Wednesday, February 15, 2017

Real Estate Cost Segregation is More Valuable in 2016

It may have been one of the most hotly contested, controversial campaigns in living memory, but there can be no denying the result of the US 2016 election is generally friendly for business. President Donald Trump and the Republican Party both agree that tax reform is a top priority to help stimulate the economy. An effort of this magnitude is no simple task and requires significant consideration of which areas of the tax code should be modified. While it's still not clear exactly which tax laws will be repealed or replaced, the most probable change will be a lowering of business and individual tax rates.
Deductions are more valuable when tax rates are higher, so carefully planning the timing of deductions can create significant permanent tax savings. Accelerating deductions into the 2016 tax year lowers current tax liabilities while effectively shifting income into future years when tax rates drop. Taxpayers should consider all opportunities to accelerate deductions into the 2016 tax year.
Cost segregation is one of the most common tax planning tools for taxpayers that own real estate. IRS rules allow taxpayers to apply a cost segregation study any time after the building is placed in service, providing a unique opportunity to plan which tax year depreciation deductions are realized. Taxpayers who have opted to not perform a cost segregation study in the past because it only represented a timing difference in cash flow, should reconsider for 2016, so they do not miss permanent tax savings realized when rates fall.

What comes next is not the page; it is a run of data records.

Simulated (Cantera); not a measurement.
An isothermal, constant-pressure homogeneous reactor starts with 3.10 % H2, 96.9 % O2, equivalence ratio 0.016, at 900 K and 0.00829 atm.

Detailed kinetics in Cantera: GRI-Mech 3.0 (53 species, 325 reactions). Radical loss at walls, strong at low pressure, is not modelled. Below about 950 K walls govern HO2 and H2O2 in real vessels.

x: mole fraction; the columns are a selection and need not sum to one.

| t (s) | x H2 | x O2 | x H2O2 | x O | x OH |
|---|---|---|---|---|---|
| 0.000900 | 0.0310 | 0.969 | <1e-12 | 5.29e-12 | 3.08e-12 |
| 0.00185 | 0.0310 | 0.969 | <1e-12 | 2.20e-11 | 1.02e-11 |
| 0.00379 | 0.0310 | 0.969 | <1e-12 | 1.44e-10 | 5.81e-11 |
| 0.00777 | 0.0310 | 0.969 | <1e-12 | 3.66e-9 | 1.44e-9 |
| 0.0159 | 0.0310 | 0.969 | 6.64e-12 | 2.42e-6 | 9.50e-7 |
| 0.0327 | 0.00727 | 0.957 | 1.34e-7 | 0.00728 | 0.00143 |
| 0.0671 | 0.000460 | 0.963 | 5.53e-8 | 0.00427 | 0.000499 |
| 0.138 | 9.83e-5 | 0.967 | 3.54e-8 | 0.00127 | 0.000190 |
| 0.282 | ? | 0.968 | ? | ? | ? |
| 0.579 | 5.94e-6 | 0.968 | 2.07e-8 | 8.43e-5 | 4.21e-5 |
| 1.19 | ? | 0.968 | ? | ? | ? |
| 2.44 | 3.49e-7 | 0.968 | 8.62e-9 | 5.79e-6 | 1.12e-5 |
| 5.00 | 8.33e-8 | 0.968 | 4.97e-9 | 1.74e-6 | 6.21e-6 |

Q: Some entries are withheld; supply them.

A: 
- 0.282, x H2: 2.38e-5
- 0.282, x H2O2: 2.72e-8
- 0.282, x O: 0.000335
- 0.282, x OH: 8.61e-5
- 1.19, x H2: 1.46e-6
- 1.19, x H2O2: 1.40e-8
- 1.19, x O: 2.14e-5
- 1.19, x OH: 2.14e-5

Case Study: ABC, LLC owns a building that was purchased in 2014 for $1 million. This year, ABC has a cost segregation study performed on their building and applies it to their 2016 tax return. The cost segregation study accelerates $100,000 of future depreciation deductions into the 2016 tax year where Federal income tax rates are 39%, creating an immediate tax savings of $39,000. Assuming tax rates drop in 2017 to 30%, ABC now realizes a $9,000 permanent tax savings ($39,000 - $30,000) on top of the traditional benefits of accelerated cash flow generated by a cost segregation study.